33. Upon further review of Market Rule 1, we will, pursuant to Section 206 Start Printed Page 23452of the Federal Power Act, 16 U.S.C. 824e, revise that Market Rule. Specifically, first, we find that Market Rule 1 shall include temporary mitigation rules to be effective June 1, 2003 that increase the safe harbor energy bids (used in the mitigation process in determining acceptable bids) to a level that includes both a variable cost component and a fixed cost adder for capacity in each DCA that had a capacity factor of 10 percent or less during 2002 (Peaking Units). The fixed cost adder for each such unit should be designed to recover the unit-specific fixed costs (adjusted downward, in the case of units covered by RMR contracts, to account for the costs recovered in the RMR contract) over the number of megawatt hours supplied in the preceding year. The safe harbor energy bids for these units would be the sum of the unit's variable cost and the adjusted fixed cost adder.

34. Our reason for increasing the safe harbor energy bids of these units is to provide a market mechanism for high cost, seldom run units to recover their fixed costs. Since ISO-NE dispatches energy in order of energy bids, capacity with a capacity factor of 10 percent or less for the year is likely to be among the most expensive energy-producing capacity in the DCA. When such capacity is called upon to produce energy, demand is likely to be pressing upon the total capacity in the DCA, and thus, higher prices are likely to be economically justified. The current CT Proxy is designed to allow a new CT to recover its fixed costs over all hours of congestion in a DCA. Units that produce energy in substantially fewer hours, such as the Applicants' units, are not likely to be able to recover all of their fixed costs under the current CT Proxy.

35. Second, we find that the Market Rule shall provide that the energy bids of peaking units are eligible to determine LMP. As a result, when a peaking unit is called, all sellers will be able to receive a high market price and recover fixed costs. This feature will encourage entry by new generators. We will direct ISO-NE to make compliance filings to reflect these changes in Market Rule 1.

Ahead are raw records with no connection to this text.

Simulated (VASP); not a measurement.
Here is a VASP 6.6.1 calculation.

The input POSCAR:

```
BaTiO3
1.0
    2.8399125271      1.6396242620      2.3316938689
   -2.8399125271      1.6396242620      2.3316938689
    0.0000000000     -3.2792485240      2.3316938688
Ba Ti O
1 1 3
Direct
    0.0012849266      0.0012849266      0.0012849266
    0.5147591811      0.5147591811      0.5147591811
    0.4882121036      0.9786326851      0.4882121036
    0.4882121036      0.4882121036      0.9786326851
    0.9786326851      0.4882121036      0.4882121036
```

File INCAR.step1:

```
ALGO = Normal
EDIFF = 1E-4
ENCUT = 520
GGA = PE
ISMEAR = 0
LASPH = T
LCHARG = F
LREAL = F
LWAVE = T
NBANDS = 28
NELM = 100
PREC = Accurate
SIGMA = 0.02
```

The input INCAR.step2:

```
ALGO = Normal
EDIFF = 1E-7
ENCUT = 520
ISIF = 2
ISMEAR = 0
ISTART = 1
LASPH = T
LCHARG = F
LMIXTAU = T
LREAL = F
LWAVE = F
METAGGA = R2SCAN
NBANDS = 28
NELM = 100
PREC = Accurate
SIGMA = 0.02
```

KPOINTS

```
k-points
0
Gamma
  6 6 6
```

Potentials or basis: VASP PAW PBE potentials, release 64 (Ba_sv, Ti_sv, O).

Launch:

36. Third, we will eliminate the current CT Proxy mechanism. Under our modified mitigation approach, energy bids above a unit's safe harbor energy bid would be subject to possible mitigation. However, since our new Peaking Unit Safe Harbor energy bid mechanism will permit higher bids and prices during the small number of hours when demand approaches total capacity, we find there is no need to permit other generators to bid up to the current CT Proxy in order to attract new investment. Moreover, permitting these other generators to bid up to the current CT Proxy could permit them to exercise market power by increasing prices when supplies are not scarce. Therefore, we will eliminate the current CT Proxy mechanism. By eliminating the current CT Proxy mechanism, we expect energy prices to be lower during periods of ample supply, when the units eligible for the higher Peaking Unit Safe Harbor energy bids are not needed.

37. Additionally, we will direct ISO-NE to file no later than March 1, 2004 for implementation no later than June 1, 2004,[20] a mechanism that implements location or deliverability requirements in the ICAP or resource adequacy market as discussed in the September 20 Order so that capacity within DCAs may be appropriately compensated for reliability.

Discussion of RMR Agreements

Changes to the Pro Forma Agreements

38. ISO-NE opposes two revisions made by the Applicants to the pro forma agreement: (1) The Reliability cost-of-service Tracker as described in section 5.1.3 and (2) the non-performance penalty, outlined in section 3.4. In both cases the ISO urges the Commission to suspend the filing to permit the parties to devise an acceptable provision through settlement discussions.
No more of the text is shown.